Over the past thirty years, there has emerged a large and increasingly sophisticated historiography that seeks to explain the origins of modern conservatism. Explanations initially homed in on the 1960s and 1970s, focusing on [End Page 949] the popular reaction to the social and cultural conflicts of that era or emphasizing the role of middle-class Sun Belt suburbanites, who used rights-based language to fight higher taxes and integration. Recently, historians have emphasized the role played by businesses and evangelicals in creating the values associated with modern conservatism, especially individualism and a deep suspicion of the state.

Eric Rauchway’s book Winter War: Hoover, Roosevelt, and the First Clash over the New Deal pushes the origins of modern conservatism back to a time that he sees as a critical moment in American history: the months between Herbert Hoover’s defeat in the 1932 presidential election and Franklin D. Roosevelt’s inauguration in March 1933. In making his argument, Rauchway challenges historians who claim Roosevelt had no specific economic plan for recovery, just a commitment to action. In sharp contrast, Rauchway contends that Roosevelt, during the 1932 campaign, clearly articulated the basic tenets of New Deal liberalism, including an active government that sought to provide security for workers and the aged, and economic stability for farms and businesses. Moreover, as the economic crisis rapidly worsened during the interregnum, he portrays Roosevelt as moving forward in a quiet effort to begin implementing elements of the New Deal.

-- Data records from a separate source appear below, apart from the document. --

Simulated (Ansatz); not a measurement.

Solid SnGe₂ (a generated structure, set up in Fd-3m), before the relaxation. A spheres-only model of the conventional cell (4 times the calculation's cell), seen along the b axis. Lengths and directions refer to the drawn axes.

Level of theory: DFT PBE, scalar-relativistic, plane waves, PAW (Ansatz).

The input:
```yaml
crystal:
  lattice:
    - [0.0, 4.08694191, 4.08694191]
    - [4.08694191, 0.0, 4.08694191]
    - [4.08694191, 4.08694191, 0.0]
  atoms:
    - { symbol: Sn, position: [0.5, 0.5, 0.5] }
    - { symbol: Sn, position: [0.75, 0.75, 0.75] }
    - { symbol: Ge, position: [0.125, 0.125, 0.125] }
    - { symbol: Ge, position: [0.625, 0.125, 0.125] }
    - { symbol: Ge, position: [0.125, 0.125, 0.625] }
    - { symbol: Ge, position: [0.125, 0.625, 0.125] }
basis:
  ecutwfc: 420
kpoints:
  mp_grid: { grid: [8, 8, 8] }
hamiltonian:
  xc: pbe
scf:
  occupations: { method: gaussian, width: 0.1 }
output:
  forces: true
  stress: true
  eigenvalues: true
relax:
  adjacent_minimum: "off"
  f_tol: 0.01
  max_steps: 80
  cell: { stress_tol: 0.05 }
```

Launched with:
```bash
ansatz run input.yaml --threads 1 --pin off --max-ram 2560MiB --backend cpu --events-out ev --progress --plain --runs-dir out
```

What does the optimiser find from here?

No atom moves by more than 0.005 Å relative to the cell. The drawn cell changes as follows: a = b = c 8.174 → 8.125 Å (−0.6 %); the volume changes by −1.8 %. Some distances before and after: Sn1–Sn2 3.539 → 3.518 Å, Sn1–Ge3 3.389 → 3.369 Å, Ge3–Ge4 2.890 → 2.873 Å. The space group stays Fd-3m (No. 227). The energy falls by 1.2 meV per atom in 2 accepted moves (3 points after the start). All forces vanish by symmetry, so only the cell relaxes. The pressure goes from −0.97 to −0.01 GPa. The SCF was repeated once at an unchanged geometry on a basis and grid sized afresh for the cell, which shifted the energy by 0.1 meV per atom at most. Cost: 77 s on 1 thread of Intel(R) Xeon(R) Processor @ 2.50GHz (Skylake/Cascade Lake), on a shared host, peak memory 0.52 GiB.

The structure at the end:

Meanwhile, Hoover, whom Rauchway depicts as a strict laissez-faire conservative, made an almost pathetic and futile attempt to persuade President-elect Roosevelt to publicly endorse his orthodox economic policies, including retaining the gold standard, collecting foreign debts, balancing the budget, and opposing public works and aid to the unemployed. At the same time, Hoover continued to condemn Roosevelt’s proposed New Deal as “a dangerously alien program” that posed “a fundamental ‘challenge to liberty,’” which charted the future ideological struggle between conservatives and liberals (p. 13). Hoover thus planted the seeds for the “unremitting opposition to the New Deal” that became the Republican Party’s “‘Arc of the Covenant’” to this day (p. 13).

Rauchway writes with clarity and energy, revealing deep research into an impressive array of private and presidential papers, diaries, and oral histories and making his narrative of the interregnum struggle between Roosevelt and Hoover come alive. After a beginning chapter sets the scene on Election Day of 1932, subsequent chapters move roughly chronologically, each focusing on the conflict between Hoover and Roosevelt over a series of crises and issues, including European debt payments, farm relief, the virtual collapse of the banking system, the trade war, and rising fascism. Upon his election, Roosevelt demanded immediate action on farm relief, and he and his team actively lobbied for a domestic allotment bill, which Hoover declared a threat to liberty and helped defeat. Similarly, as the bank crisis intensified in February and March 1933, Hoover squirreled away cash to protect his family but kept the banks open to purge the system, privately hoping that, if the system crashed, it would be under the new president’s watch. In contrast, Roosevelt, seeking to save the remaining banks, was exploring the president’s legal authority to declare a bank holiday. Finally, Rauchway argues that Roosevelt also actively began charting a foreign policy that featured international cooperation to address the growing threat of fascism and the world’s economic crisis. [End Page 950]

Winter War is a truly engaging read that provides new perspective on a significant moment, but it harks back to a great-man interpretation of history in which Roosevelt alone can be credited for the New Deal and Hoover for the rise of modern conservatism. Both played significant roles, but history is never that simple.